After upgrading to 10.2.0.5 on Linux, our Oracle Enterprise Manager would report intermittently that the OC4J was down-
Target type=Oracle Application Server
Occurred At=March 12, 2010 3:09:52 PM MDT
Message=The application server instance is down
Notification Rule Name=Application Server Availability and Critical States
Notification Rule Owner=SYSMAN
If you immediately checked the status of the OEM, all responses reported acceptable-
I first blamed the introduction of flash and additional targets being monitored by the OEM, extending the interval on the thread timeouts for the alert errors per numerous recommendations from Oracle and others affected by the same issue:
# Timeout: The number of seconds before receives and sends time out.
# KeepAlive: Whether or not to allow persistent connections (more than
# one request per connection). Set to “Off” to deactivate.
# Changed parameter to address bug 5717633 KJP, 4/26/10
#KeepAlive Off <–Commented out for the bug shown above
# MaxKeepAliveRequests: The maximum number of requests to allow
# during a persistent connection. Set to 0 to allow an unlimited amount.
# We recommend you leave this number high, for maximum performance.
# KeepAliveTimeout: Number of seconds to wait for the next request from the
# same client on the same connection.
this unfortunately did not correct the problem and we continued to be paged from time to time, without a particular issue being experienced as an instigator.
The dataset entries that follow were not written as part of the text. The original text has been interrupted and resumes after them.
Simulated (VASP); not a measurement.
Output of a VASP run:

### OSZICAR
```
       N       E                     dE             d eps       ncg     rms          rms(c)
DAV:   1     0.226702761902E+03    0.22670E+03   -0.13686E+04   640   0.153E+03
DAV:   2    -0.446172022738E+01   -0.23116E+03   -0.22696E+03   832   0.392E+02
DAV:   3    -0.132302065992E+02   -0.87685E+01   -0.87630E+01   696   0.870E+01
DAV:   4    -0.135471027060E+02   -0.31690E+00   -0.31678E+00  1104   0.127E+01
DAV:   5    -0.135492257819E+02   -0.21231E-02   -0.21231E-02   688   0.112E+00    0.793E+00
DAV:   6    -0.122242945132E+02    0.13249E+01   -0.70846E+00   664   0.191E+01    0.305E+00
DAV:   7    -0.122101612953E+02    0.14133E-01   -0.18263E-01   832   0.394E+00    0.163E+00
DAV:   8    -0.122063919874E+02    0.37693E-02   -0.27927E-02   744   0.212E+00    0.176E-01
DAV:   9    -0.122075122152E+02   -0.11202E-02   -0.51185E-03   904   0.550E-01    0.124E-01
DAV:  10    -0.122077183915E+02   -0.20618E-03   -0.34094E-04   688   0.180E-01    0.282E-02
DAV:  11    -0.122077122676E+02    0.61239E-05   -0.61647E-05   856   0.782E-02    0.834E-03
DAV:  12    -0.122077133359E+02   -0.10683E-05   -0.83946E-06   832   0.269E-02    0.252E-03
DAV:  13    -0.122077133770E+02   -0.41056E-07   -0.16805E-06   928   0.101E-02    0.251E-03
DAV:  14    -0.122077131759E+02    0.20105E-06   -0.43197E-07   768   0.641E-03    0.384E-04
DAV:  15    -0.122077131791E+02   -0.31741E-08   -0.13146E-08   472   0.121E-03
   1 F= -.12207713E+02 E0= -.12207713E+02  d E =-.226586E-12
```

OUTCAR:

I was finally able to locate the actual source of the problem while digging around deep in the agent for the Oracle Application Server that is part of the OEM.
Through the OEM interface, Go to the OEM host > Middleware > Application Server Name
Availability (%) 99
(Last 24 Hours)
Application URL http://serv3r:3338/
Installation Type J2EE and Web Cache
Oracle Home /u01/app/oracle/product/10.2.0/oms10g
Host : Serv3r
Each link worked well except for one, which reported issues- OC4J_EM. When clicked on, I received an error, “Can’t load oc4j_all_instances_rollup” . I did a quick Google search on “oc4j_all_instances_rollup” and received only two responses, but one of them was to the OEM XML file that supports this final “up check” for the OC4J processes-
The file, $OMS_HOME/j2ee/OC4J_EM/applications/em/em/WEB-INF/config/webappTargetTypes.xml
I noted that I had two lines that did not match, mine referred to an “oc4j_instances_rollup”, but not the “oc4j_all_instances_rollup” that the OEM was searchin for. Since the example was very close to my own file, I updated the two lines metric names to match the one from the web example, only after making a backup copy of the original, (always best to keep a copy!)
I then saved the file and reloaded the OEM-
Upon viewing the same link in the GUI interface, post OEM reload, no error was received and the response times are shown successfully. The timeout alert stopped now that ALL checks for up status resolve successfully, but this was an inaccurately reporting error deep in the agent mechanism for the OC4J monitoring that does not reside in the Apache or standard directories we would inspect for misconfiguration.